Most of her research uses georeferenced individual-level data that she combines with environmental data. She uses these data to ask, for example, whether disamenities of urban areas can rationalize the striking gaps in living standards between urban and rural areas in low-income countries, as would be predicted by a simple spatial equilibrium model. In part of her recent work, she explores the use of big data to answer questions in development, such as the use of mobile phone data to understand the internal structure of cities or the effect of infrastructure investments. Over the past few years she has also developed a particular interest in the construction sector in developing countries. To answer questions in these areas, she employs a range of approaches ranging from natural experiments to structural models and descriptive work. She works closely with scientists from the other disciplines, such as geoscience.
Supervisor: Professor Ronan Lyons
Ronan Lyons has two general areas of research focus: long-run housing markets and sustainable & behavioural real estate. He is happy to supervise students interested in the following areas:
- The construction of long-run series of housing prices, rents and related indicators, including credit conditions, tenure choice and housing supply, for cities around the world.
- The interaction between housing markets and the broader economy, including labour and capital markets, both at Irish and European level.
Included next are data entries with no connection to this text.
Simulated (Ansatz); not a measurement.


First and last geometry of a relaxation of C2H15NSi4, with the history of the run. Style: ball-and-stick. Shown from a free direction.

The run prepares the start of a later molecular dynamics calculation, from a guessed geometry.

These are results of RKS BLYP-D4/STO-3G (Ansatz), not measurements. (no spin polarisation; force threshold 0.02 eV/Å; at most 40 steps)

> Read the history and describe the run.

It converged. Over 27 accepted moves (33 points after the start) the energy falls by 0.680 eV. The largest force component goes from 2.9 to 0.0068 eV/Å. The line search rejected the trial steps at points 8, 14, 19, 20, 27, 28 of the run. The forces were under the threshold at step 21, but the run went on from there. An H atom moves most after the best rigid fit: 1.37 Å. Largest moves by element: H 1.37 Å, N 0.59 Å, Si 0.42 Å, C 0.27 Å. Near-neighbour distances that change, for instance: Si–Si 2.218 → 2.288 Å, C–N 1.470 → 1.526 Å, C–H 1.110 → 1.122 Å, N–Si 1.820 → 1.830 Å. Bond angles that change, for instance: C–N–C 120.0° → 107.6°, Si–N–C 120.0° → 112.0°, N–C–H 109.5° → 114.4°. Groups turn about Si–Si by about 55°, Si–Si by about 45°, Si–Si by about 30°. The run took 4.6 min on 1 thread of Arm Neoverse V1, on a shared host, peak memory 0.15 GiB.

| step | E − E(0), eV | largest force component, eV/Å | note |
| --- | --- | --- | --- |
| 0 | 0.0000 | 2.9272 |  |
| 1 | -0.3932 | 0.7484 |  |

- Understanding expectations in relation to housing markets and how they are formed.
- The economics of energy efficiency, including its capitalization into housing values and calculation of the return on investment in green housing capital.
In addition, he conducts research on amenity valuation, i.e. what the housing market tells us about demand for non-market services, and its relationship with fiscal policy, and cliometrics generally, in particular in relation to factor prices (e.g. the skill premium and wage/rent ratio) and what that tells us about long-run economic development
Supervisor: Professor Nicola Mastrorocco
Nicola’s research lies at the intersection of political economy and applied microeconomics. He is specifically interested in distortions and inefficiencies that impede the correct functioning of democratic and economic systems. His research focus on both developed and developing countries.
Nicola has so far focused on the analysis of two important phenomena: organised crime and media bias. More precisely he tackled 2 fundamental questions such as what is the impact of organised crime on the provision of public goods and on the allocation of public resources? How strongly can media affect public opinions?
Answering these questions poses significant theoretical and empirical challenges. In particular, identifying casual mechanisms can be complicated. Nicola’s research consequently uses innovative micro-level data and advanced econometric techniques to draw policy relevant conclusions from observational data. These interests and methodological approaches inform his dissertation and continue to drive his ongoing research projects.
Nicola would happily supervise students who want to explore political economy and applied micro questions in both developed and developing countries.
Supervisor: Professor Tara Mitchell
Tara Mitchell specialises in applied microeconomics with a particular focus on questions relating to development economics. She is happy to supervise students in any area of development economics but is particularly interested in areas relating to agriculture and the economics of information.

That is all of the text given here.